VW Caddy test van eats up the miles
When a forgotten appointment involving a trip from Greater London to visit the Palletforce hub in Burton-upon-Trent loomed on the calendar, an emergency mode of transportation was needed and I'm pleased to say our Volkswagen Caddy long term test van proved just the ticket on a run that took in the M25 both ways and the M40 there but the M1 back – hey, variety and all that.
As a tall driver (just over six foot) the seat travel is just enough for a comfortable driving position before it his the mesh-wire bulkhead. The van was un-laden and therefore it was refreshing – at least until the salt spray on the journey home enveloped the Caddy – to be able to see out of the back of the van (the driver sits in front of a steel mesh and there’s windows at the back rather than the opaque panels you often find.
With a 400 mile round trip to cover, the engine proved frugal returning solid MPG (albeit without much weight on board) in and around the high forties/low fifties. As with all Volkswagens the display is clear and easy to understand, especially on a grey winter morning, and the interior is a pleasant place to be, feeling solid and good quality if a little workmanlike.
Never one to be disconnected entirely from the office, the Bluetooth paired easily to my phone in case it range, but it was the link to the audio system which provided welcome music streaming from my phone for the longish (for a day trip) drive. The sloshy fuel tank noise – apparently the fuel going into the filler neck when the tank is about 2/3rds full – was something I was aware of having previously borrowed a Caddy, and it’s initially a bit distracting but you soon zone it out to the noise.
Despite being fitted with stop-start technology it was largely underused due to the mainly motorway work involved in this particular trip, and while the ‘advanced cruise control’ sounds great, on this adventure I chose not to make use of it - although in principle it would have been ideal for the late night run back home down the M1.

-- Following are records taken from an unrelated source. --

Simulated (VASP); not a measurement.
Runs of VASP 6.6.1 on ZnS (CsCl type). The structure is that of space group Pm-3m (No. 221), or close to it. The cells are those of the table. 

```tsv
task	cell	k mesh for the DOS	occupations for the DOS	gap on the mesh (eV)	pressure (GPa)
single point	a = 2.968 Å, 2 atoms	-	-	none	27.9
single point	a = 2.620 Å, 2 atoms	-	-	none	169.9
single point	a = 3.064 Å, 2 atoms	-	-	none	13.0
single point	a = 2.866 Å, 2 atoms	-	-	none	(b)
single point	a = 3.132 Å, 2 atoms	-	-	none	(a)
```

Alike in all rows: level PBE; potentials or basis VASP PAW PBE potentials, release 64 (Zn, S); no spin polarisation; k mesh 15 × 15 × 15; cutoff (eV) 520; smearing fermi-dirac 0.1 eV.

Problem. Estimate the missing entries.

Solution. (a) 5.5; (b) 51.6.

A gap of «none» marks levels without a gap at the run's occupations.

Our particular model has automatic lights but no air-conditioning, not a problem at this time of year but come the summer months I maybe won't be jumping for the keys. Despite this and the cold weather it heated up the cab soon enough and coped well with keeping the screen clear and “steam free”.
The Caddy felt stable, even in its un-laden state on the motorway, yet nimble and easy to park and manoeuvre in town – and left me thinking it would be a fine companion for multi-drop work. It’s easy to drive, comfortable and a solid all-rounder that made the 300-plus miles covered in the day a stress free experience.